GOP Supported Parts Of Obama's Jobs Bill

Parts Of Obama's 2011 Jobs Bill The GOP Supported

WASHINGTON -- In blocking the American Jobs Act, Congressional Republicans are voting against positions that broad swaths of the party have supported in the past. It's a flip-flop that President Obama is working hard to highlight on his campaign swing through the battleground states of Virginia and North Carolina.

The White House built the jobs bill with pieces of legislation that had been previously supported by leading Republicans so that they could hammer them with those past votes and statements, making the case that the GOP's opposition to jobs legislation is rooted in pure politics.
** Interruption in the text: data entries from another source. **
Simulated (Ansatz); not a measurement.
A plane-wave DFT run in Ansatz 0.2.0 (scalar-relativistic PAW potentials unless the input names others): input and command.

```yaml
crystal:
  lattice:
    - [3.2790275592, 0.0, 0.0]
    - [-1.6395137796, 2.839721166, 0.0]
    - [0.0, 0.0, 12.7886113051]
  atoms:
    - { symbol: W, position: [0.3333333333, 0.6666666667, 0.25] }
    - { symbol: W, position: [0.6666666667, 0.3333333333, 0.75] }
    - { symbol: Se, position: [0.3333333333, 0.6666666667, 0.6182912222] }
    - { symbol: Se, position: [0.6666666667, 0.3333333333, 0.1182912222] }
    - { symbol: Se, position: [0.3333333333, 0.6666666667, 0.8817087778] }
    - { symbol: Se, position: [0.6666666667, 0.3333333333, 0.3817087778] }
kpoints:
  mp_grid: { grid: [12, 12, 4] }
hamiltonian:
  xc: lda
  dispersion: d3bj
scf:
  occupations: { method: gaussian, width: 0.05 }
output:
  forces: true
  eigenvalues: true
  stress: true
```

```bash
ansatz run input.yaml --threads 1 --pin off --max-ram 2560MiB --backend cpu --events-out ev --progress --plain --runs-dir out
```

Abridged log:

That indictment was made most directly by Rep. Debbie Wasserman Schultz (D-Fla.), head of the Democratic National Committee, on Sunday when she accused Republicans of stalling jobs legislation so that they can capitalize on economic misery at the polls.

"They're the ones that have just been crossing their arms and hoping for failure. I mean ... it's so irresponsible for them to allow the economy to just remain stagnant, you know, so that they can get a political victory in the election next year," she said.

The jobs bill was beaten back in the Senate last week, with 51 Democrats voting to end a GOP filibuster, nine short of the 60 votes needed. The Republican Party was united in opposition.

Democrats have vowed to continue bringing the jobs bill to the floor, with Obama mocking the GOP on the campaign trail Monday.

"Maybe they just couldn't understand the whole thing all at once," he said, offering to break it into digestible "bite-sized pieces."